It's hard to do satire well on the internet, mainly because a lot of people write the same thing and ahem, mean it.
So unless you know the writer, you've no idea if they are being sarcastic. I've noticed my dry wit or sardonic wit flies over folks head on the internet. I sort of need a sarcasm icon.
Here's an excerpt:
I hope she's being satirical or sarcastic here, because if she's being serious? She should hang up the towel and not be a writer. I was told long ago by my creative writing Professor, James Yaffe that if I wanted to be the next Stephen King, or make a lot of money or be famous? To not be a writer. But if I had something to say, and the drive to say it - and the need to write - to write.
Also, this does not appear to be the smartest way of obtaining readers. If anything I think she may have alienated many potential readers. She alienated me.
You have to be careful as an artist - you are promoting your work constantly. If you put negative vibes out there - you risk alienating people who may have loved your work, but won't try it - because you put your foot in your mouth and pissed them off royally.
2. Yet another 100 Best Novel List - this round by someone that I've never heard of, named Robert McCrum.
He discusses it here:
I don't know, these lists tell me more about the one creating them then anything else. I don't really believe in best lists for novels, music, art, or film - mainly because it's subjective. And if people are honest with themselves, it most likely will change based on their mood and where they are in their lives. There's no way to objectively critique art - outside of technique, even that can be subjective. Some folks love slang, some hate it. Some love minimalist, some prefer adorned text. Some prefer plots, some character driven. Some people like really dark stories with anti-hero characters.
From the list below? I'm thinking this guy likes adorned text, formal, and male leads. Also adorned, or verbose. He's not into minimalism.
I certainly can't create my own best list - I've tried. I can't rank them. I've no idea what my favorite books are or which ones are the best. There's some I adored in my 20s that I'd hate now, and vice versa.

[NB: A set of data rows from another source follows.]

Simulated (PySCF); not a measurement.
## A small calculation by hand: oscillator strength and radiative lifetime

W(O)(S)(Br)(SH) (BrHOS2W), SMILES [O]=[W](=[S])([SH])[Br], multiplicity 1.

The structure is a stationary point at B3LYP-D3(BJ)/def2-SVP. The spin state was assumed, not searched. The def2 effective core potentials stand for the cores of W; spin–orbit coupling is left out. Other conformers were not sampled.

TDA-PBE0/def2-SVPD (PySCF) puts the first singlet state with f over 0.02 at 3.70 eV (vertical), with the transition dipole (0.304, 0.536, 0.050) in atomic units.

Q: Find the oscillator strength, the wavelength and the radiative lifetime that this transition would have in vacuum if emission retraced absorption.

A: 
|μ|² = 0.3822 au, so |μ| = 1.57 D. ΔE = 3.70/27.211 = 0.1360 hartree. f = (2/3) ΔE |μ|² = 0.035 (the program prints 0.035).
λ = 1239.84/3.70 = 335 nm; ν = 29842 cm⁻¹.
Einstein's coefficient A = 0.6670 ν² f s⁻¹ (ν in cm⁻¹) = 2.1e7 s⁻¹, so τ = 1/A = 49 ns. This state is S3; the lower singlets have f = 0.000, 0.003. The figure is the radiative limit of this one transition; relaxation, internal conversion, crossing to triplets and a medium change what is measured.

I've read a smattering of the books on the list. Some, I've never heard of. The list also slants towards 19th and 18th Century literature - which I'm not overly fond of, basically the books you are forced to read as an English Lit major because people have decided they are amazing and the best things ever published. And you wade through the thing, analyze it, and convince yourself that yes, this is the best thing ever. And feel so proud for reading it. Now, over 20 years later? I find it all rather silly. My favorite courses in English Lit - were the contemporary literary courses, including one in which we read science fiction. My least favorite were the 18th Century novel.
At any rate - he picks Emma over Pride and Prejudice and Persuasion. I'd have picked P&P, there's more going on. Emma is rather limited in characterization. Also the hero is boring.
It's hard to do satire well on the internet, mainly because a lot of people write the same thing and ahem, mean it.
So unless you know the writer, you've no idea if they are being sarcastic. I've noticed my dry wit or sardonic wit flies over folks head on the internet. I sort of need a sarcasm icon.
Here's an excerpt:
When I told a friend the title of this piece she looked at me in horror and said, "You can't say that, everyone will just put it down to sour grapes!" And she does, of course, have a point. No struggling but relatively ambitious writer can possibly be anything other than envious. You'd be scarcely human otherwise. But this particular piece isn't about that.
I didn't much mind Rowling when she was Pottering about. I've never read a word (or seen a minute) so I can't comment on whether the books were good, bad or indifferent. I did think it a shame that adults were reading them (rather than just reading them to their children, which is another thing altogether), mainly because there's so many other books out there that are surely more stimulating for grown-up minds. But, then again, any reading is better than no reading, right? But The Casual Vacancy changed all that.
It wasn't just that the hype was drearily excessive, or that (by all accounts) the novel was no masterpiece and yet sold by the hundredweight, it was the way it crowded out everything else, however good, however worthwhile. That book sucked the oxygen from the entire publishing and reading atmosphere. And I chose that analogy quite deliberately, because I think that sort of monopoly can make it next to impossible for anything else to survive, let alone thrive. Publishing a book is hard enough at the best of times, especially in an industry already far too fixated with Big Names and Sure Things, but what can an ordinary author do, up against such a Golgomath?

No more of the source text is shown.